The role fintech plays in the banking sphere is set to multiply over the ensuing years, and businesses seeking solutions to improve efficiency need partners who can add value and seamlessly integrate new technology.
One of the most influential women in the payments sector, Di Challenor, is the general manager, transaction services, at Australian bank Westpac. She spoke with The Asset during the recent Money20/20 event in Singapore on her role at Westpac and shared her views on how fintech innovations are influencing the institutional banking business.
Over the past two years we have witnessed some high-profile retrenching out of Asia by Australian banks. What is Westpac’s Asian strategy now?
We have had a very targeted strategy in Asia for some time, focusing on corporate and institutional banking with particular expertise in natural resources, agribusiness and increasingly, e-commerce.
As a 202-year old company, we also have a vision to be a really great service business for our clients, and to enable our clients to make the most of their digital capability to enable their business to prosper and operate efficiently.
Our clients are looking for new opportunities to engage with their customers, to do business better and expand into new areas. Co.lab plays a role in that, as does Reinventure, which has a mandate to invest in Asian as well as Australian fintechs.
To give you one example of how that partnership approach works in practice, one of our portfolio companies, Data Republic, is at the leading edge of how the world collaborates with data, securely and appropriately from a privacy perspective.
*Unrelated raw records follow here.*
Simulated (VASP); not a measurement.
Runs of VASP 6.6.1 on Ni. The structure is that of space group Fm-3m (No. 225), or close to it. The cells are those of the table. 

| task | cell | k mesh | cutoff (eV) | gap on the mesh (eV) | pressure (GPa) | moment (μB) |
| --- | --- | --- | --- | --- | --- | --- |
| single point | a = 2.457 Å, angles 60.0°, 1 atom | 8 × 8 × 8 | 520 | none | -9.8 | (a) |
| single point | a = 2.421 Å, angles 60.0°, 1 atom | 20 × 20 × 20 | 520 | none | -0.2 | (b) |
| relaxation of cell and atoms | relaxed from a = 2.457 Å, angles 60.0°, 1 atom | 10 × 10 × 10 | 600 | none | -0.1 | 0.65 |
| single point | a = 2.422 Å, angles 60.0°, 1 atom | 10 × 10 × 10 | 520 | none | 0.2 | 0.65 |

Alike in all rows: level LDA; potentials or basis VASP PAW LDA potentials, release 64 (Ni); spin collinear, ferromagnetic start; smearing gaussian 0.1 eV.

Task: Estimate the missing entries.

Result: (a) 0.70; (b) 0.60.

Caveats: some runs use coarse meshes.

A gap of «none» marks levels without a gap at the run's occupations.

That is of great interest to our clients in Singapore, where making the best use of data is a part of the drive for a so-called Smart Nation economy, and so we’re able to sit down with Data Republic and our Singapore clients and talk about ways that they can collaborate.
Do you see new areas of collaboration between Asia and Australia in your industry that are currently not on the radar?
There is no doubt in my mind that there will be new areas of collaboration, some that we’re exploring already and some that we haven’t thought of yet.
Things are moving so quickly that it’s vital to have that engagement and dialogue with fintechs, with peers and with clients, be they corporate or government. We are seeing a lot of activity in data, AI and payments at the moment.
Westpac launched the innovation lab (Co.lab) in Singapore last year. How has the operation performed to date?
Our Singapore Co.lab is one of five Westpac innovation labs and is the only Co.lab in Asia. It’s the only one of its kind for an Australian bank in Asia.
The idea behind the Singapore Co.lab is that it acts as a hub and a launch pad for Australian fintechs into the region, as well as a bridge for Asian fintechs who want to expand into the Australian market.
It’s a natural extension of our approach to innovation which is to innovate ourselves internally in some areas, but also to partner with fintechs and other financial services providers where it is mutually beneficial.
That might include investing through our venture capital fund Reinventure, which is a A$150 million (US$107.4 million) fund, or directly from our own balance sheet. So far, we’ve seen real momentum with the Singapore Co.lab, and it’s being used by a number of our Reinventure partners as they expand into the region.
In addition, during Money 20/20 Asia, for example, we were able to host 18 Australian fintechs, alongside Austrade and Fintech Australia, to pitch their ideas to investors. We also have a number of POCs (Proof of Concepts) in the pipeline and it’s been a great platform for deeper engagement with clients and fintech partners.
Retail banking has been a fertile hinterland for fintech disruption, so what are the next major disruptions coming to global transaction services?
Fintech disruption is a really interesting space and is increasingly being adopted by institutional customers.
We are already seeing customers asking for innovative solutions to their needs and it is now imperative for new products to have a strong digital offering encompassing real-time processing, 24/7 access to information and the ability to use virtual products such as single use cards and digital wallets.
To support this, more and more banks are executing on Open API strategies to solve customer pain points through enhanced functionality across their value chains.
Technology is also enabling the emergence of end-to-end integrated solutions that are easy to onboard customers and bring together a bundle of interlinked applications to manage, for example, orders, inventory and back-office processes such as payroll.
In addition, Merchant platforms now need to cater for a variety of emerging payment channels – both current and future - as well as traditional payment methods.
The key to future success is effective partnership between established financial institutions and non-traditional providers to seamlessly work together in a transaction banking ecosystem.
You are a non-executive director of fintech firm Zip Co. Is the experience beneficial to you for your day-to-day banking work?
Firstly, the association with Zip Co for Westpac has been extremely positive. A little under two years ago Westpac invested directly in Zip Co, which is an ASX-listed company focused on the buy-now pay-later category, and there was a great deal of discussion around that investment.
After all, the idea is conceptually similar to the credit cards and consumer credit we offer existing customers. But Zip Co has done a great job in signing up something like a million - often millennial - customers in a very short space of time. So, from an investment perspective, that has been very beneficial for Westpac.
To be on the board of a fintech firm like Zip Co, which is having an impact on the market and that is very creative and dynamic, has allowed me to get closer to the customer and the customer experience.